The Adirondack Guideboat-Thankful changes hands

If you have been following my blog posts you know that I was offering to sell one of my guideboats.  This was the latest of those that I have built and it is named Thankful after the wife of  builder Caleb Chase.  Caleb created the Queen Anne, the guideboat owned by my friend Susan and the boat that I have reproduced three times (a fourth is on the way).

It is hard to part with anything you have spent hundreds of hours creating.  As with many traditionally built guideboats, the Thankful was called a work of art by many who saw it.  Indeed I was quite proud of her and sometimes wondered how I was able pull it all together into such a beautiful object.  Although I loved Thankful it was time to turn her over to others to enjoy.  My hope was that someone would take possession of her who had the same passion for these boats that I do.
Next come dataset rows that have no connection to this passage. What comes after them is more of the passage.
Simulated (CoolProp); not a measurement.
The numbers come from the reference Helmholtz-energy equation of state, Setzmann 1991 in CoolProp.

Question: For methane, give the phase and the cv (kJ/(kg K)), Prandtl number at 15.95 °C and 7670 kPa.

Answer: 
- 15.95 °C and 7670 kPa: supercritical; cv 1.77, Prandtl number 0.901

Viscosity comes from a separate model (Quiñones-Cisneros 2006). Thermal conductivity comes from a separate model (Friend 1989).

I need not have worried.  Jon is the perfect new owner of Thankful.  He grew up knowing the Adirondacks and guideboats and is determined that his children will have the same experiences.  He was quite sensitive to my having to part with something that I had invested so much of myself into.  Best of all Thankful will not be relegated to a stale “display” in someone’s Adirondack Camp never to see the water again. Jon will see that she is on the water often.

So the day arrived when Jon came to take Thankful to her new home.  Here she is about to be put on top of Jon’s car.

Thankful about to be put on Jon’s car. I give her a final caress.

Here is Jon tying down Thankful.

Jon ties down Thankful.

By now Jon and I are good friends.

Jon and Gordon with Thankful.

And off goes Thankful and her new owner.  She will stay in the Adirondacks in a camp among the Fulton Chain of lakes.

Thankful and Jon leave for her new home.

Next time; Thankful is re-launched.


2 comments on “The Adirondack Guideboat-Thankful changes hands”

    1. Good question, Fred. Guideboat historians wish they were given names. It would make it much easier to tell who built them. During the late 1800’s when there were as many as 70 guideboat builders in the Adirondacks there was no attempt by builders to name their boats or otherwise identify who built them.
      The Grants kept track of the boats they built using a “talley” board system. For each year of production it gave the date built, dimensions, weight, and the customer’s name. The boats were not named, at least by the Grants.
      The Pryun’s named Anna Pryun’s favorite guideboat the Queen Anne. However, nowhere on that craft was it identified as such.
      I have named each of the guideboats I have built by placing a small metal nameplate inside the gunwale up by the bow. I do it just so that as time passes people will know where it came from.